#Deckbuilding, Pugnala, and More

2 messages · Page 1 of 1 (latest)

rocky olive
#

As an amateur board game designer, Vampire Crawlers has interested me a lot since it was announced, but I ended up being very let down by it after playing the full version for a few hours. I wanted to put my thoughts here as a way of thinking about the game more and trying to crystallize why I didn't like it.

Vampire Crawlers follows a long lineage of card games with adjacent mechanics but has enough big differences to catch my attention. My favorite mechanic in the game is getting multiplied power by playing cards in increasing cost, which makes card costs contextual (a 2-cost card is not strictly worse than a 1-cost card that does the same thing). That kind of contextuality is the driving force in some of my favorite games.

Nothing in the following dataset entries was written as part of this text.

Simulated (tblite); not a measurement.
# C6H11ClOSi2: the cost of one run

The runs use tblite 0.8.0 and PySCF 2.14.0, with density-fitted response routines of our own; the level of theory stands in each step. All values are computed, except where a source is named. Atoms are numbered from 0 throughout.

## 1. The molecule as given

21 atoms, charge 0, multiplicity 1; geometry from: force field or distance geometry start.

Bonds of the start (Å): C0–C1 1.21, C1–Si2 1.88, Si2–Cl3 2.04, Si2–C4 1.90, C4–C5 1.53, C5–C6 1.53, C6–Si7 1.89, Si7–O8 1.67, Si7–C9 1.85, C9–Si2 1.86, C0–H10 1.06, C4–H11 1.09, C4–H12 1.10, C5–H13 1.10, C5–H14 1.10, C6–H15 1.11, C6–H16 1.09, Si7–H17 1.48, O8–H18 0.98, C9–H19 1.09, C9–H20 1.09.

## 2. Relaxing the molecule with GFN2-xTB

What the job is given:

But it feels like Vampire Crawlers doesn't have a handle on the fundamentals needed to capitalize on the design space the combo stack provides. As you level up, you are forced to take new cards, which often results in just taking a card that destroys itself because bloating my deck with more 1-cost attacks increases my brick potential without notably increasing my power. Since most crawlers have a quite good starting deck, I am encouraged to slow down my XP gain so I don't get too many card rewards, which is dissonant with all the mechanics that let you increase your XP gain and present it as an upside.

Similarly, card destruction is often treated as a downside even though you always have near-full control over which cards are destroyed and thinning your deck is really good in a game where drawing a "straight" often just wins the fight. That is to say, the event that gives you +1 mana is worse than the event that has you destroy a card for +1 mana, but the game treats the former as more exciting. This suggests to me that Vampire Crawlers does not understand how deckbuilding games work, which I would really like to not believe.

#

I think this is exacerbated by runs taking too long. The improper costing of card mechanics snowballs over time and often resulted in me having a deck capable of killing the last boss by floor 3, at which point I just tried to rush to the end to get the run over with. Admittedly, I am not the target audience for "dopamine-core" video games, but given how roguelite this game is I was surprised how quickly I was getting bored with it.

I think my fatigue with the game spiked majorly when I tried Pugnala, who is quite obviously stronger than all the other crawlers up to that point. Her starting deck would go infinite if not for the card-cracking mechanic, but that quality allows you to play Spellbinder multiple times in the first few fights, ensuring Pugnala will never leave play. Once you do that, your deck is a 0-cost cantrip, a 1-cost ritual, and two huge attacks at 2 and 3 cost, which is enough to clear at least an entire floor.

Basically every action I take in a Pugnala run is just reinforcing what my starting deck already does - attaching gems to important cards to increase my ceiling, expanding my deck solely to increase my endurance against the card-cracking mechanic, focusing on card draw and mana generation, and taking Spellbinder basically on demand. While you can never go infinite, you can maintain a deck that usually but nondeterministically kills everything, which is worse.

I'm a few runs in since unlocking Pugnala, nothing has gotten remotely close to stopping me from doing basically the same thing every run, and I am no longer having fun.

I could play a different crawler, but I'm one of those players who can't get over there being an obviously better option. I don't like games where the optimal line of play isn't fun. There's also no point in adding additional crawlers to my team because they make my starting deck worse (another deckbuilder oversight).